By Elizabeth Tucker—
Still/Moving, an exhibition spanning two venues, presents a thirty-year retrospective of the Chinese artist Shen Wei. He first trained as an opera singer and studied painting and Chinese calligraphy before co-founding a modern dance company and moving to the US in the late 1990s.
The earlier body of his work, devoted to the connection between music, moving bodies, and painted marks as their trail or imprint, can be seen at the Katonah Museum of Art. These include Movement No. 5 (Slide-Turn A in Black) and Movement No. 6 (Slide-Turn B in Gray), in which Shen Wei literally danced paint onto the canvas using his feet. At The Pocantico Center of the Rockefeller Brothers Fund are Shen Wei’s more recent paintings, which began from an investigation of texture and create imaginary landscapes through a slow accumulation of dripped, poured, or brushed paint material. In a conversation with viewers, Shen Wei explained that as an artist who has constantly been obligated to travel, paintings such as the Mindscape series offer a landscape of the spirit that he is able to inhabit whenever he needs to. Each exhibition is designed to give viewers a complete overview, with videos and a pictorial timeline in addition to the paintings..

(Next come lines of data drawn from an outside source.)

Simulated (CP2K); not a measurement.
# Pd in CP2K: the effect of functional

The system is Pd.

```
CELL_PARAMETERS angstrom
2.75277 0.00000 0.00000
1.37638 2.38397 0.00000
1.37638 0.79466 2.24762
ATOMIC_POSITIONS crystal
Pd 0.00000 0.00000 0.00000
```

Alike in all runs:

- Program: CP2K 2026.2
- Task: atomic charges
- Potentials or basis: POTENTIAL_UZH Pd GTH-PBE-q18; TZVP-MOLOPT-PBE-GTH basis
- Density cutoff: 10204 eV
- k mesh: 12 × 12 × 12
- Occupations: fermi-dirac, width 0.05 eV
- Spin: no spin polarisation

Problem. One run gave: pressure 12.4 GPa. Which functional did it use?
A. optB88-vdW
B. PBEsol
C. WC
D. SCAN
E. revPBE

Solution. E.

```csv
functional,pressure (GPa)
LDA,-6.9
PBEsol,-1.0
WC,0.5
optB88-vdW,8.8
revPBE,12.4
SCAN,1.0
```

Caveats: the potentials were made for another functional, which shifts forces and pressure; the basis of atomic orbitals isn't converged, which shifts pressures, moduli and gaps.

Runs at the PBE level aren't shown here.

Shen Wei’s dance company, Shen Wei Dance Arts, completed two week-long residencies at The Pocantico Center during which they created a dance piece (still an untitled work in progress), excerpts of which were shown at the Guggenheim Museum and The Pocantico Center. Elly Weisenberg Kelly, Manager of Public Programs and Residencies, said that the space at The Pocantico Center offers a rare opportunity for an entire dance company to come together in a residency, with accommodations onsite, a grocery stipend, and time and space to create in the David Rockefeller Center’s rehearsal and performance space. In Shen Wei’s account, the residency at The Pocantico Center gave his company food and a place to sleep, and that was enough—more art would be made if everyone had these fundamental things.
At the Katonah Museum on Sunday afternoon, dancers performed an excerpt of Connect Transfer (2004), originally performed during the opening ceremony of the Beijing Olympics in 2008. In the museum courtyard under tall spruce trees, a large, blank canvas was spread on the ground. The four dancers, entering with a paint-soaked sponge in one hand, began by making curving marks on the ground. As the dance progressed, the painting on the floor became denser, and the dancers’ bodies acquired different-colored stains and splotches, until finally, their bodies were completely saturated. In describing his choreographic technique, Shen Wei said the dancers “treat their bodies like liquid, like a brush, like they don’t have bones.”

Katrina London, curator at The Pocantico Center, described the highly unconventional mixture of materials in the paintings there: Shen Wei uses oil and acrylic together with watercolor, combines washes with thick impasto, “almost like he has invented his own techniques.” For the Reflecting Element series, Shen Wei held himself to a single hue of dark brown paint, which he applied in thin layers over a yellow canvas, to create an effect reminiscent of lava: a glowing underlying liquid that coalesces into a dark, rippling or billowing surface topography.
The exhibition is on view at both locations until mid-April.